SCOTUS Rules for Inmates in Method-of-Execution Case

In Nance v. Ward the U.S. Supreme Court held 5-4 that a capital inmate may bring a method-of-execution case under 42 USC §1983 rather than federal habeas even  when the alternative method proposed isn’t allowed under state law. The holding of this case benefits inmates because the habeas statute contains procedural requirements §1983 lacks which may require dismissal of a claim.

Supreme Court precedent allows death row inmates to challenge a state’s proposed method of execution under the Eighth Amendment. The inmate must “identify a readily available alternative method of execution that would significantly reduce the risk of severe pain.” He or she may propose a method used in other states. If the alternative method proposed is already authorized under state law the Court has held the inmate may bring his or her claim under §1983.

Michael Nance was sentenced to death for shooting and killing a bystander while fleeing from a bank robbery. He claims that lethal injection will create a substantial risk of severe pain for him and has proposed that he be executed by firing squad. Georgia only allows capital inmates to be executed by lethal injection; four other states allow execution by firing squad.

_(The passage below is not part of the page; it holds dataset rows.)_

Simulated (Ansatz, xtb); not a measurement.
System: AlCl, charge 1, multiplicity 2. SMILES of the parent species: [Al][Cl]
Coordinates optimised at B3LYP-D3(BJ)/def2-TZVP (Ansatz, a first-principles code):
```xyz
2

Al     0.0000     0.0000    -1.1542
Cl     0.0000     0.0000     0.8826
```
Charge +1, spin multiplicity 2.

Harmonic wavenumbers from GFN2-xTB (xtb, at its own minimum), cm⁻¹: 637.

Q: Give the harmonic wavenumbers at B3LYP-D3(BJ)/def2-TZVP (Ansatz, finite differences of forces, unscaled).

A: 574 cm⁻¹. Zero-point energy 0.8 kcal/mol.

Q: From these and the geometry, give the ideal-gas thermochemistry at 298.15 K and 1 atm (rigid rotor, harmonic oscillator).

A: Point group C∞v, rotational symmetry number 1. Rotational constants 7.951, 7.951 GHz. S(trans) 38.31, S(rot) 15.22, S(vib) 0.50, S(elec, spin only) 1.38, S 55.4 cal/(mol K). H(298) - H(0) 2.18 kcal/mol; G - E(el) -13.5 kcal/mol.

The Supreme Court has previously held that an inmate must proceed to habeas and may not bring a §1983 case when the relief sought would “necessarily imply the invalidity of his conviction or sentence.” According to Justice Kagan, writing for the Court, Nance may bring his case under §1983 even though Georgia law doesn’t allow the firing squad because he isn’t seeking to invalidate his sentence.

In Nelson v. Campbell (2004) and Hill v. McDonough (2006) the Court held that method-of-execution claims could be brought under §1983 where inmates requested that the state use a different lethal injection protocol (not a different execution method). Except for the Georgia statute, the Court reasoned, “this case would even more clearly than Nelson and Hill be fit for §1983” since when those cases were decided the Court had not yet required those challenging the method of execution to identify alternative methods.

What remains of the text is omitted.